Why are whales getting tangled up in ropes?

Volunteers attempted to free the whale from ropes that were wrapped around it
- Published
A sperm whale which died on Monday after washing up on the island of Raasay had been entangled in ropes.
It was the latest in a series of whale entanglements off the Scottish coast in the last few months.
What is behind such incidents and how common are they?
What happened on Raasay?
The 15m-long (49ft) sperm whale was spotted off Skye last Thursday.
It was entangled in ropes, some of them trailing up to 20m (66ft) behind it.
Volunteers from wildlife charity British Divers Marine Life Rescue (BDMLR) managed to reach the whale in a small boat on Saturday.
They successfully freed it of five ropes, but others remained wrapped around its head.
On Monday, the whale was discovered stranded on the shoreline near Oskaig, on Raasay, a small island off Skye's east coast.
BDMLR said a rope was found tightly wrapped around the whale's mouth.
It said this would have prevented it from feeding and it was likely to have been malnourished for some time.
Sperm whales are a deep-diving species and prey on large squid.
BDMLR had hoped that, once free of all the remaining ropes, the whale would refloat on a rising tide. But it died later on Monday.
Rescuers said it appeared to take its last breath moments after being disentangled.
Where might the rope have come from?

More ropes were removed from the whale after it was found stranded on Raasay
Entanglements can involve creel fishing gear or ghost gear - rope and nets that have been lost or abandoned by fishing boats.
A sperm whale that died after stranding on the Isle of Harris in November 2019 had a 100kg "litter ball" in its stomach.
Fishing nets, rope, packing straps, bags and plastic cups were among the items discovered in a compacted mass during an investigation by Scottish Marine Animal Strandings Scheme (Smass).
And a humpback whale that died after coming ashore near Thurso, in Caithness, in 2019 may have become entangled in fishing gear thousands of miles away.
Scientists who examined the carcass said it was tightly wrapped in creel rope.

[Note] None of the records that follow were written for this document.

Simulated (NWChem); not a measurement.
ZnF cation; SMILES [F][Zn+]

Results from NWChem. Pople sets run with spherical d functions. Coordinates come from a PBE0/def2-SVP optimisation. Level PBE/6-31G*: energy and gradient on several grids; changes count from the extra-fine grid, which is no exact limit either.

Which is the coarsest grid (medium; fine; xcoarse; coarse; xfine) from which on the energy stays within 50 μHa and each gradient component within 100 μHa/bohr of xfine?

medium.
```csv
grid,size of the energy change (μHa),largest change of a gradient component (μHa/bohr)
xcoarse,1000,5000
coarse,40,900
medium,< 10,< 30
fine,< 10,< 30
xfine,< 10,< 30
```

A buoy attached to the rope had contact details for a fisherman in Nova Scotia, Canada.
Entanglements
SixHumpbacks are estimated to be involved in entanglements in Scottish waters each year
30The approximate number of minke whales involved in the same type of incidents annually
83%Of reported minke incidents, and 50% of humpback, involved creel lines
Are more whales getting entangled?
A humpback whale was freed from fish farm gear off Skye in January
Since Christmas, the Scottish Entanglement Alliance (Sea) has recorded five humpback entanglements - in addition to the incident involving the sperm whale.
Only one of the previous five died.
Of the others one was disentangled by BDMLR, two were freed by fishermen and one had no material on it but it did have scars on it suggesting it had been involved in a serious entanglement.
The project's co-ordinator Ellie MacLennan said: "It's unusual to see this number over such a short space of time."
She said the increase could be due to a number of reasons, including that whale populations are recovering following the end of commercial whaling in the 1980s.
- Published22 February 2024
Ms MacLennan said: "It could be their distribution is changing so they are moving more into inshore water where they are more likely to overlap with fishing gear.
"That might be down to prey availability and factors to do with climate change and warming seas."
She added: "This time of year we wouldn't expect to see humpbacks hanging around for so long.
"We know there have been humpbacks in the Inner Sound area of Skye since October last year.
"That's quite unusual."
Ms MacLennan said an incident in January when a humpback got into difficulty at a Skye fish farm was particularly unusual.
"An entanglement in a fish farm is very rare," she said.
"I think it was only the second one we've had in Scotland."
Can entanglements be prevented?
Fishermen rescued a humpback whale off Skye in February
The entanglement alliance has been working with the inshore fishing industry for a number of years to raise awareness.
It encourages people in the industry to report incidents and to find out how they might be able to assist in disentanglements through workshops.
Ms MacLennan said: "These animals can pose a financial threat to fishers if these whales take off with their gear or damage their gear."
It has also been working with the fishing industry on possible solutions.
Whales can become caught in rope that runs between shellfish creels on the seabed to a buoy on the surface.
Trials have been done using "ropeless creels" which have the main line in a container along with a buoy and these are lowered to the seabed with the creels.
The buoy is released electronically and rises to the surface, bringing the rope with it when the creels need to be retrieved.
The technology was developed initially for fisheries in the US and Canada where endangered North Atlantic right whales have died in entanglements.